[Tutor] Iterating through a list of strings
Steven D'Aprano
steve at pearwood.info
Mon May 3 13:15:07 CEST 2010
On Mon, 3 May 2010 08:18:41 pm Luke Paireepinart wrote:
> On Mon, May 3, 2010 at 3:50 AM, Stefan Behnel <stefan_ml at behnel.de>
wrote:
> > Luke Paireepinart, 03.05.2010 10:27:
> >> What's this bizarre syntax?
> >
> > Look it up in the docs, it's called "with statement". Its purpose
> > here is to make sure the file is closed after the execution of the
> > statement's body, regardless of any errors that may occur while
> > running the loop.
This holds for file objects, but the with statement is far more powerful
and general than that. It's a generalisation of something like:
setup()
try:
block()
finally:
teardown()
(although I admit I haven't really used the with statement enough to be
completely sure about what it does). It's not just for files.
> >> I thought they changed for loop interations so that if you did
> >> for line in open('packages.txt'):
> >> .... etc...
> >>
> >> it would automatically close the file handle after the loop
> >> terminated. Have I been wrong this whole time?
> >
> > Yes. The fact that the file is automatically closed after the loop
> > is an implementation detail of CPython that does not apply in other
> > Python implementations.
>
> So why is it an implementation detail? Why is it not universally
> like that? You never have an explicit reference to the file handle.

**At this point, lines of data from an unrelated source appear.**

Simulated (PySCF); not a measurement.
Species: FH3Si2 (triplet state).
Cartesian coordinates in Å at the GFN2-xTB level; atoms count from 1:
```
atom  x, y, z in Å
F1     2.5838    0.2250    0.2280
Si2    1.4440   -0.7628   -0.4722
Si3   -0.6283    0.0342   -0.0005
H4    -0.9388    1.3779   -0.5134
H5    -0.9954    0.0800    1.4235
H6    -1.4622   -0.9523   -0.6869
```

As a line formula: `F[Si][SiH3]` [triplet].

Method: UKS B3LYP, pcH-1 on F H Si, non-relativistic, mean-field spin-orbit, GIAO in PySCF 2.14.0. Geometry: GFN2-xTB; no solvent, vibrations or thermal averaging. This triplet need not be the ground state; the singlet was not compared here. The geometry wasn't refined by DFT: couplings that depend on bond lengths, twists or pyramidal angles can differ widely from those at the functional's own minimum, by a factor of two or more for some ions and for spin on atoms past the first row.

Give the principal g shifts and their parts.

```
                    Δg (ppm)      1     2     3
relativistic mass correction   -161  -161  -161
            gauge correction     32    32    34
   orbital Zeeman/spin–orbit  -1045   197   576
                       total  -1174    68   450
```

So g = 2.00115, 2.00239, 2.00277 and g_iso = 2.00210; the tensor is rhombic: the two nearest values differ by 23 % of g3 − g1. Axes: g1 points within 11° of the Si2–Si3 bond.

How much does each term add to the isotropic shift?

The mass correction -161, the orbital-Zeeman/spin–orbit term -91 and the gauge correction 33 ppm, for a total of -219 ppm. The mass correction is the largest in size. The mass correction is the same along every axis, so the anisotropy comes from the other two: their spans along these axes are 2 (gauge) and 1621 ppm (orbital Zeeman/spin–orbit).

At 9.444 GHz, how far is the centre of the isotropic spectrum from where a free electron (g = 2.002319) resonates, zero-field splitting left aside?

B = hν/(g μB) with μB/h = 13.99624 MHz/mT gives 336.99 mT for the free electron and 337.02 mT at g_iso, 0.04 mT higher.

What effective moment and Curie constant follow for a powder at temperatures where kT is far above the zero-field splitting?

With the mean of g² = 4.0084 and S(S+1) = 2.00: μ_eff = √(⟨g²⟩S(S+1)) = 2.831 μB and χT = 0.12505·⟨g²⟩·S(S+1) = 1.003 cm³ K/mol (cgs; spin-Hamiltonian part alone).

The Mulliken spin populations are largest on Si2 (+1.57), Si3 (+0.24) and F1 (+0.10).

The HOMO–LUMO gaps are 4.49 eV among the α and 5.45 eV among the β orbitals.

> When it gets garbage-collected after the loop it should get rid of
> the file handle.
Because not all implementations use reference counting. Jython (Python
written in Java) uses the Java garbage collector, and so it doesn't
close files until the application shuts down. IronPython uses .Net, and
so it does whatever .Net does.
Even in CPython, if you have a reference loop, Python can't close the
file until the garbage collector runs, and it might not run
immediately. It might not run at all, if the object has a __del__
method, or if the caller has turned it off.
> I mean, where is the line between 'implementation details' and
> 'language features'? What reason is there to make lists mutable but
> strings immutable? Why aren't strings mutable, or lists immutable?
These are design decisions. The language creator made that decision, and
having made that decision, the immutability of strings is a language
feature.
For instance, some years ago Python's list.sort method was "unstable".
Stable sorting is very desirable, because it allows you to do something
like this:
sort by family name
sort by first name
sort by address
and have intuitively correct results. Unstable sorts don't, subsequent
sorts may "mess up" the order from earlier sorts. But because stable
sorting is harder to get right without a serious slow-down, Python (the
language) didn't *promise* that sorting was stable. Consequently
implementations were free to make their own choices. For many years,
CPython's sort was stable for small lists but unstable for large lists.
Then Tim Peters invented a new sort algorithm which was not only faster
than Python's already blindingly fast sort, but was also stable. So for
at least one release (2.3, if I remember correctly) CPython's sort was
stable but Python the language made no promises that it would remain
stable forever. Perhaps it would turn out that Tim Peter's new sort was
buggy, and had to be replaced? Or that Tim's testing was flawed, and it
was actually slower than the old one?
Finally, I think in Python 2.4, it was decided that the new stable sort
had proven itself enough that Python (the language) could afford to
promise sorting would be stable. Any language wanting to call itself
Python would have to provide a stable sort method. Failure to be stable
would count as a bug, and not a quality of implementation issue.
Python the language promises that files will be automatically closed at
some point after you have finished with them. That is a language
feature. Exactly when this happens is a quality of implementation
issue. The garbage collectors used by Java and .Net prioritise other
things over closing files, e.g. performance with multiple CPUs.